Cyberattacks on large financial institutions more than doubled from a year ago, according to a survey released last week by Deloitte & Touche LLP.
The New York-based consulting firm said 83 percent of senior security officers at the world's leading financial institutions said their systems had been compromised in the past year, compared with 39 percent in 2003. And 43 percent of the respondents whose systems were attacked said they lost money because of the attacks.
"What it says is that the attention of the big financial institutions is on this issue at much higher levels of the organization," said Ted DeZabala, national leader of security services at Deloitte. "They are now cognizant of the magnitude of the problem, and they are taking much more action to address the issue."
However, he said the problem is growing faster than companies can respond.
"It's harder to keep up, and yet there's much more attention paid to the issue than ever before," DeZabala said. "But there's still a long way to go, and if they don't accelerate their attention to this issue and implement solutions, it's going to continue to get away from them."
DeZabala said that since the 9/11 terrorist attacks, financial institutions have been under a lot more regulatory pressure to secure their IT systems. "People are much more attuned to risk management issues now, with security being one of them," he said.
Despite the increase in cyberattacks, more than 25 percent of respondents said their security budgets remained flat this year, while almost 10 percent said their budgets were cut from the previous year.

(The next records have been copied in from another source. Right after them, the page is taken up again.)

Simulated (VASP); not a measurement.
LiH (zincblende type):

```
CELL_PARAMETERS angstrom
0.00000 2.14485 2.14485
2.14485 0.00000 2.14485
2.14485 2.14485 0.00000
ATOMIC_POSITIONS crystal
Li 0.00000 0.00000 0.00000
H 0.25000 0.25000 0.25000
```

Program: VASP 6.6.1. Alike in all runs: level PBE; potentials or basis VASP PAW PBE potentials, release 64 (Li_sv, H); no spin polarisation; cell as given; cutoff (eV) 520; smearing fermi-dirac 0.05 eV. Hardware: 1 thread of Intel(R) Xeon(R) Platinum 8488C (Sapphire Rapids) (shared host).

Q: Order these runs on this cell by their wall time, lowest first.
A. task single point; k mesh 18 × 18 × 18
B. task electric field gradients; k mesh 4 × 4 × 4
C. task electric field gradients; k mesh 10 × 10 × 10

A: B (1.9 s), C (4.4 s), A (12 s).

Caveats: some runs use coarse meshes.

"Spending on security technologies is telling us that it's not so much that people are reducing the deployment of technology but that they're focusing on deployment as opposed to purchasing," DeZabala said. "Companies have learned that the total cost of ownership for a security solution is more than the cost of the software. In the past, companies had done a lot of purchasing and not a lot of deployment. But now people are focusing on deploying what they have or what they're buying, so that explains some of the reduction."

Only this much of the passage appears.